Let me explain a little further.

The goal is to log into X website, the website login page has two fields. One field is UserID, the other is Passcode.

The passcode itself is something you generate. You generate the passcode by entering your PIN into an RSA SecureID token client, either on a phone or computer.

So if your PIN is 123456, you input this into the SecureID token client and it will spit out something like 01923227.

Go back to the webpage, enter userid in userid field, enter 01923227 in the passcode field, hit login.

PBS fucked around with this message at Feb 16, 2016 around 01:28

Dex
May 26, 2006

Quintuple x!!!

Would not escrow again.

VERY MISLEADING!


i keep forgetting that client exists actually, which is why i was confused, we just pin + fob code directly. same thing ultimately since the server needs access to the token seeds anyway to confirm it was valid, still 2fa

quote:

The fault is that the password you're now authenticating with is just eight numeric characters that changes every X seconds.

you can manage that - trying to log in twice with the same code, or using the incorrect code twice in a row, locks me out of vpn and site logins until an admin resets my account

Subjunctive
Sep 12, 2006

careful now


Cybernetic Crumb

Dex posted:

you can manage that - trying to log in twice with the same code, or using the incorrect code twice in a row, locks me out of vpn and site logins until an admin resets my account

Yeah, if online brute force attacks are even a little bit of a risk for you, fix that before worrying about the number of factors.

PBS
Sep 21, 2015


There's a lockout policy in place.

MrMoo
Sep 14, 2000



PBS posted:

Let me explain a little further.

The goal is to log into X website, the website login page has two fields. One field is UserID, the other is Passcode.

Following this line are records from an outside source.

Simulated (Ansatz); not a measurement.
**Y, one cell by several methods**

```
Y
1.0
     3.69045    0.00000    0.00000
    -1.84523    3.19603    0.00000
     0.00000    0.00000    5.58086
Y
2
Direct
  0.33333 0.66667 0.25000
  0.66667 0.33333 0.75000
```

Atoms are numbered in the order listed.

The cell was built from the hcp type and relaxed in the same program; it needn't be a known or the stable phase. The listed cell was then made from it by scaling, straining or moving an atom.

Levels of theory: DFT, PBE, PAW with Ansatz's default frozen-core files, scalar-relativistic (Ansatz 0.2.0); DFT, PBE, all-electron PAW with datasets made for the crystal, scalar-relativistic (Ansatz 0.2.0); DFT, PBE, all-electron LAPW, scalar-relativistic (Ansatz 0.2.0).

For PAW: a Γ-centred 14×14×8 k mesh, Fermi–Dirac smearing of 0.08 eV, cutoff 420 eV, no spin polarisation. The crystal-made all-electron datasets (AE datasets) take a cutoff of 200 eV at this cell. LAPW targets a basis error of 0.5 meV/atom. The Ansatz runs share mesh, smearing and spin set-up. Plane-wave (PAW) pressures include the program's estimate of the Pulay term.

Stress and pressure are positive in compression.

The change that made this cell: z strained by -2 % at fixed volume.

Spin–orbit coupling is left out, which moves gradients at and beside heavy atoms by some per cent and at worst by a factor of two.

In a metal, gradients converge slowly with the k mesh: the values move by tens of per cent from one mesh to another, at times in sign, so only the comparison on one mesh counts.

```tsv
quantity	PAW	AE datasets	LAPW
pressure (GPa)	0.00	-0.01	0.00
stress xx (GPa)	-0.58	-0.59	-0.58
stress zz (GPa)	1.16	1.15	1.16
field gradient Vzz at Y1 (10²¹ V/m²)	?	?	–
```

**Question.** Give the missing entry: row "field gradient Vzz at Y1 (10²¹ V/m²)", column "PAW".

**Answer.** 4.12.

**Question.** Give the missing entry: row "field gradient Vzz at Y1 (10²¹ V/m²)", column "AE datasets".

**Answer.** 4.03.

The passcode itself is something you generate. You generate the passcode by entering your PIN into an RSA SecureID token client, either on a phone or computer.

So if your PIN is 123456, you input this into the SecureID token client and it will spit out something like 01923227.

Go back to the webpage, enter userid in userid field, enter 01923227 in the passcode field, hit login.

There is a pretty awful Cisco appliance that has a SSL portal that works like this.

EVIL Gibson
Mar 23, 2001

THE CLOUD WILL PROTECT US


Switchblade Switcharoo

PBS posted:

So if your PIN is 123456, you input this into the SecureID token client and it will spit out something like 01923227.

Go back to the webpage, enter userid in userid field, enter 01923227 in the passcode field, hit login.


Where/how/why is doing the calculation to take "123456" to "01923227". Where in relation to the application requiring the authentication. How is it converting a the FOB token to 01923227. And why exactly is the client requirement to come up with something like this?

Just from thinking of what your system is trying to do you are going to a get a lot more problems of people passing token time outs while they go through this conga-line of confusion.

Dex
May 26, 2006

Quintuple x!!!

Would not escrow again.

VERY MISLEADING!


EVIR Gibson posted:

Where/how/why is doing the calculation to take "123456" to "01923227". Where in relation to the application requiring the authentication. How is it converting a the FOB token to 01923227.

his application isn't involved in this part of the chain, it's all rsa securid and their client software. i'd suggest reading their docs if you're curious about the how and why of it

Space Gopher
Jul 31, 2006
BLITHERING IDIOT

PBS posted:

I get what you're saying (maybe), but in this case the password itself is 2fa to get.

If I'm answering my own question I'd say no, the weblogin itself isn't 2fa because you're just entering a single passcode to authenticate. (Even though the passcode itself is 2fa to get)

I'm wondering if this kind of login would be considered secure overall, and what any obvious pitfalls to it would be.

Whether "this kind of login" is secure depends on the infrastructure surrounding it. RSA's implementation is secure 2FA, but it would be possible to present something that looks almost identical to the user that is not 2FA.

With the SecureID setup, the password/PIN/thing-you-know is managed by the server. The token is independent and has no relationship to it. Enter a wrong PIN, and the only way to know is when you actually try to use it on the server. If you compromise the token system, and can get or provision a token associated with arbitrary credentials to yourself, the system will still not authenticate you without the correct PIN and keeps you out.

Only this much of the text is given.